While completing our research for our most recent EdTech Playbook installment, we took a virtual tour of district websites around the country. What we found was a glimmer of hope and ten districts that clearly understand the value of user experience.
A quick note: Some of the subjects below are small, while others boast enrollment numbers in the high five-figures. Some are located in wealthy pockets of their respective states, while others are right in the thick of urban poverty. The one thing these districts (and their leaders) have in common is that they chose to prioritize their web presence.

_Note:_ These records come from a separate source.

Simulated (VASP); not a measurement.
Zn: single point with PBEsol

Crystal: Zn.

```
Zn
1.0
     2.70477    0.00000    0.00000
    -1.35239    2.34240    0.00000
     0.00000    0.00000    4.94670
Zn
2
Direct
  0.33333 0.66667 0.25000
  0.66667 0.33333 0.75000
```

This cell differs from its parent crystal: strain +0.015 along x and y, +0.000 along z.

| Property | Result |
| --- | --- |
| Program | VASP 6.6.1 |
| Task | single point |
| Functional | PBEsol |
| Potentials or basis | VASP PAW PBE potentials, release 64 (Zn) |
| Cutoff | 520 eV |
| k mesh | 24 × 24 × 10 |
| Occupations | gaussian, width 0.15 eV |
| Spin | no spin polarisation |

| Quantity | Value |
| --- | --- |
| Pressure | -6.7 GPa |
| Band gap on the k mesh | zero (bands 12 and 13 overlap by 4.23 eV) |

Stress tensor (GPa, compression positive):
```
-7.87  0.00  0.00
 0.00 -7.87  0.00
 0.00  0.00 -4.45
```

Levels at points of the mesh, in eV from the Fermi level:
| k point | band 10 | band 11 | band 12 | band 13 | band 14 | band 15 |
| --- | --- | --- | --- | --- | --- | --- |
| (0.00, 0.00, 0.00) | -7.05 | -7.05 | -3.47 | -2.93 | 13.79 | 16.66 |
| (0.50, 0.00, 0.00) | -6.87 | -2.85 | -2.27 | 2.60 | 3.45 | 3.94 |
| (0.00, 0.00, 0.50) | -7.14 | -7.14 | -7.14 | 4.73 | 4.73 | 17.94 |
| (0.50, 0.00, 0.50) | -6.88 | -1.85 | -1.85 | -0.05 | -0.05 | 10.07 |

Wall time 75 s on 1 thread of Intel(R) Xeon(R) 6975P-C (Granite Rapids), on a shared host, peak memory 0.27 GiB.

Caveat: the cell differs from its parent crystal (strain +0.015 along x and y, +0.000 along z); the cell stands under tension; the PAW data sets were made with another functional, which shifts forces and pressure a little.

Now, for the ten district websites that get it right (in alphabetical order):
There's a lot to like about Alpine's website, from the simple, clean menu, to the above-the-fold call-to-action items for popular destinations. Drill down into any of the persona-based links and you'll find some nifty curation (see the example for staff login portals above) and an easy-to-find search area. My favorite part of this site is the rotating testimonial block on the homepage. In the age of school choice, district communication leaders need to be become marketers, and Alpine's website does a great job of making the district feel like a place I would want my children to attend.
Speaking of testimonials, take a look at the above section from Arrowhead Union HSD's mobile site. This website's responsive design, beautiful cover image, and well-organized menu structure is just the beginning. The homepage features several varied and fun uses for icons, including a slider of college logos displaying frequent destinations of Arrowhead grads, interactive statistics, and quick links at the top of the menu. The district's LaunchPad Portals for parents, students, and staff offer easy access to resources with no scrolling necessary.
CCSD59 may very well have the best digital media team in the country. The district makes this list not only because of their strong website design, but because of the beauty and value of their visual content. Their cinema-quality video has made its mark on the national stage already (if you haven't seen the Future Ready video yet, check it out here), while the "59 in :59" series celebrates the people that make up CCSD59's heart and soul. The natural integration of photography, video, and interactive design elements throughout the website make for a thoroughly enjoyable experience.
Derby Public Schools stood out as one of the few districts to include a direct acknowledgement of the "Future Families" audience segment. While other districts provide a basic "About Us" page, Derby's simple act of personalizing the experience makes a difference in how it's perceived. The quick links stuck to the right side of the screen are a unique element that allows this district to save space in its menu while providing one-click access to key destinations.
We have previously featured Garland ISD's outstanding work in the realm of parent engagement, and their website is a testament to the commitment they've made in that area. In fact, the very first link a visitor sees in the district's menu is titled "For Parents." You can tell a lot about an organization's priorities by looking at their home page. A diverse selection of quick links and a slick, card-based design for content delivery make it easy for any of GISD's web visitors to find what they're looking for.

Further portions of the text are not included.